Red Team: Being a Better Bad Guy

MarozzoKnifeWorkshop

The future of martial arts training should lie in scenario work. I think it’s unlikely, though. I think we will see a rise in scenario based training, but it’s likely that it will be done poorly enough that it will be dismissed as a fad once the fresh wears off.

It’s a really easy thing to misunderstand. It seems fairly simple.

“Red Team” work means being the bad guy. It used to refer to a specific kind of military training, where forces in the same army would split and take turns playing war games against each other. The Red Team was the bad guy. The idea (and I’ve never been in the military so my understanding of the history of this sort of thing is second-hand at best) was that one side could act in the role of an expected opposing force and use their tactics, so that a realistic understanding of the armies ability to resist and conquer those tactics could be formed. I believe it later turned into more of the Tiger Team thing I’m familiar with from IT security, where the opposing force doesn’t use conventional tactics, but rather attempts to defeat the good guys with unexpected tactics, and thigns that have been carefully researched to exploit holes in the good guy’s approach. The idea is that a strong Red Team training approach should prepare a force to defeat any eventuality.

For martial artists, the first time I recall seeing anything like scenario work was in the context of self-defense classes for women. In these classes you’d see a dude in a huge suit, padded enough that they looked barely human, lumbering towards a woman who would then deliver a bunch of kicks to the nuts while screaming something empowering.

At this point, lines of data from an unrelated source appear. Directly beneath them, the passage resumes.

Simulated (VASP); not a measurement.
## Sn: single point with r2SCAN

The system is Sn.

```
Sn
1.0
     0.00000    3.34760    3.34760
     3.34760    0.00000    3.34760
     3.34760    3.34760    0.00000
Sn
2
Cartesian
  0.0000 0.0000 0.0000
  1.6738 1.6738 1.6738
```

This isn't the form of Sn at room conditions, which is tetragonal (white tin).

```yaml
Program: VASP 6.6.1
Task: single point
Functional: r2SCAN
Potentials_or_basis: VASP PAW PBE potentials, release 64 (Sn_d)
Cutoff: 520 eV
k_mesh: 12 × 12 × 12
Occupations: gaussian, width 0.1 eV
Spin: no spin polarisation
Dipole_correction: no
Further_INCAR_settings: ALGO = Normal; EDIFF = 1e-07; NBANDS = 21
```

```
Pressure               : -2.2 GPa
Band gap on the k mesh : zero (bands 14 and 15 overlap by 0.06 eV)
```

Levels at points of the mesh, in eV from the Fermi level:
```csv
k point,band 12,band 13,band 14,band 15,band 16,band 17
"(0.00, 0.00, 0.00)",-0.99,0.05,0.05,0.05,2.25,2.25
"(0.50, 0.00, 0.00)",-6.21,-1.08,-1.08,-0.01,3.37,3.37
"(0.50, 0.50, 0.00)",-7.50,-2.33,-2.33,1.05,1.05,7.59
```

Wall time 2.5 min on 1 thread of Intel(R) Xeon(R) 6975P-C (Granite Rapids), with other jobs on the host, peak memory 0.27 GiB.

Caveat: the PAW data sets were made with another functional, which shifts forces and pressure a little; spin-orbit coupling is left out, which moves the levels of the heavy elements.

Now it’s evolved very far beyond that. I’ve never seen any of the scenario work Rory Miller is well known for, but people I respect speak highly of it. I’ve seen snippets of the intense work Ed Calderon does and it’s inspiring and intimidating. Martial arts moves in fad cycles, and it’s not unlikely that people are going to see the same things I’ve seen and want to jump on…or even create…the bandwagon. And that’s going to suck.

In my job as a roleplayer (Red Team guy) for the VPD, I’ve seen how incredibly valuable this kind of training can be. And I know how simple and easy it looks from the outside, or even from shallow exposure. All you have to do is act like a bad guy, and attack your student, right? Wear enough protective gear that you can’t get hurt, and let the learning commence! Maybe shut the lights off or re-arrange the furniture to make it look like a nightclub for extra realism. Do crazy things to screw up the student…surprise knives or guns or something.

Seems like an easy idea. You could do this with your students, and everyone would walk away with a newfound respect for violence and the difficulty in applying your training under stress. That sounds good. Valuable for everyone, right?

The problem is…what’s your goal? If you want to provide a carnival experience for your students, that will work. Do you want them to learn to apply the techniques of your school under stress? Do you want them to reliably apply the correct technique for certain attacks, reliably, under incredible stress, every single time? Do you want them to know how to manage their stress and reactions, how to keep or retain…or even regain…situational awareness? Do you want them to understand the level of threat they are being given and respond correctly every single time? That’s going to take some serious thought and work to achieve.

Bad scenario work is just a novelty and adds no real value to training. It’s far too easy to make a game out of it, and get all self-congratulatory about how realistic and awesome your training is while guiding your students farther and farther from the truth.

There are good instructors out there you can learn to do this from, and hopefully if this becomes more common people will have the sense to get that training.

2 Comments

  1. Makes me wonder. Why is the “initial attacker” always the bad guy in these scenarios? Maybe the defender should be the bad guy, and the attacker the good guy sometimes.

    • You can’t change roles. Being the “Red Team” guy is very specialized role, and it doesn’t work out well when an untrained person takes on that job. It also does things to your head that aren’t always pleasant, and it does things to the “good guy” that make them see you in a different context afterwards…at least if you are doing it right. As we’ve gotten more experienced with this one of the changes we have made in our self-defense classes is that instructors no longer take red-team roles in training. It breaks the trust we need the students to feel in us to get through the rest of the hard training. As a result, we are now employing professional red-teamers when we need them.

      There is also a question of goal-setting. In scenario work, you must give students a clear goal, and design the scenario in such a way that the goal is the only way out. It’s a very rigid thing for the red-team folk and requires very careful design and coaching ahead of time. Not a lot of value in a student swapping into that spot. If I want them to be thinking “outside the box” that is done in the scenario design process.